Until recently, the Carneys of the world had invested considerable political capital in defending the rules-based order against such accusations. At the Munich Security Conference in February, the Saudi minister of foreign affairs remarked with relief, “finally, we are all of us being honest with each other” about the broken nature of the old system.
But should we really be rejoicing at this move toward greater honesty? What will come of Western leaders acknowledging how “imperfect” the old order was, “even at the best of times”, as German Chancellor Friedrich Merz put it recently?
I ask as someone who has called for a more honest conversation about the inconsistencies of the old order and the legitimate concerns they raised. I had hoped that acknowledging the double standards would help reduce them, leading to a more constructive debate about how to strengthen international rules and norms. Yet now I worry that the honesty on display today is not serving either objective.
Instead of ensuring greater consistency or inspiring reforms to make the prevailing system more just and emancipatory, this newfound frankness often seems aimed at the opposite end: It is being used to justify blatant discrepancies and to depict any work toward more consistent global rules as futile.
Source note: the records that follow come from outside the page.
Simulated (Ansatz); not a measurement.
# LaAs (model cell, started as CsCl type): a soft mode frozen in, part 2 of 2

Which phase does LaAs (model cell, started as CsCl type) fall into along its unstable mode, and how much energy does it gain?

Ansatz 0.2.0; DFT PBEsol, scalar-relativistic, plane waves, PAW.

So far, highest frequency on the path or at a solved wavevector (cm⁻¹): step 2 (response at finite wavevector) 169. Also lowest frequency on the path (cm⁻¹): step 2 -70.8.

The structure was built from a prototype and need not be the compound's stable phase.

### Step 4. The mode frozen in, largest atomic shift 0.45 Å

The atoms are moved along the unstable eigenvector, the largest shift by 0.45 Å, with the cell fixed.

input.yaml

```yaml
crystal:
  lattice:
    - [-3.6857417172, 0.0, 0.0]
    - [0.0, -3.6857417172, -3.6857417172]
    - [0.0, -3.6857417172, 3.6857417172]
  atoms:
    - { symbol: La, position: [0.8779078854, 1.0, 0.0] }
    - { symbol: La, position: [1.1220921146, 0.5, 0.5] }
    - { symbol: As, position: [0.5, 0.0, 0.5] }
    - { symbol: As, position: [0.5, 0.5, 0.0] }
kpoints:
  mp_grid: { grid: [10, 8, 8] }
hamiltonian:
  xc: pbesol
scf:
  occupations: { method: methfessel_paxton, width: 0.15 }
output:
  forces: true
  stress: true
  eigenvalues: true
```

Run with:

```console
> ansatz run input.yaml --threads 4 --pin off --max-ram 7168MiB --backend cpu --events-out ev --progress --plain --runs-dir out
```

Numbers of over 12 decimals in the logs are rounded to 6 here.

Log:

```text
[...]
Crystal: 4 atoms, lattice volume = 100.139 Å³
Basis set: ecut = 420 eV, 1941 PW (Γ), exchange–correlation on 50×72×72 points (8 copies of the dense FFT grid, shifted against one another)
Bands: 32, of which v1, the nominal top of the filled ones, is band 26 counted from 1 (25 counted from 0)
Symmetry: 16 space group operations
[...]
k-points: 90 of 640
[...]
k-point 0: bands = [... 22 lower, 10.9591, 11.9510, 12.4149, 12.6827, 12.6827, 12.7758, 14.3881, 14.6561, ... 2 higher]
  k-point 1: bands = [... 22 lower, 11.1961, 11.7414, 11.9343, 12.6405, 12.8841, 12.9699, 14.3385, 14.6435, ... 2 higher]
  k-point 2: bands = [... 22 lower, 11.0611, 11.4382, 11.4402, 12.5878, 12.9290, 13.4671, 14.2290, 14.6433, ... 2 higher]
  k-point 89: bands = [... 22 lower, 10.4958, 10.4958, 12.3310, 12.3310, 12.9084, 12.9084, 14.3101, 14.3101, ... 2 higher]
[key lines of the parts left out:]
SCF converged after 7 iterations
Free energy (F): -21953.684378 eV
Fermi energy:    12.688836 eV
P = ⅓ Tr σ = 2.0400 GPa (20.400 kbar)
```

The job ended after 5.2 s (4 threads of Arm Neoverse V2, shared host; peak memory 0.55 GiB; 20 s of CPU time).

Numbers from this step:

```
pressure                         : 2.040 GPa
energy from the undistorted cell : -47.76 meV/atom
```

Most of those who highlight the old order’s shortcomings are not promising to alter their own behavior. They may acknowledge the hypocrisies enshrined in that order, but their reactions to the intervention of United States President Donald Trump’s administration in Venezuela, as well as the US-Israeli strikes against Iran, confirm that nothing much has changed. They remain willing to condone or look past their allies’ rule violations.
Aside from Spanish Prime Minister Pedro Sánchez, few Western leaders have called out the illegality of the US-Israeli attacks on Iran. Not even the European Union, a longtime champion of international law, has issued an official condemnation.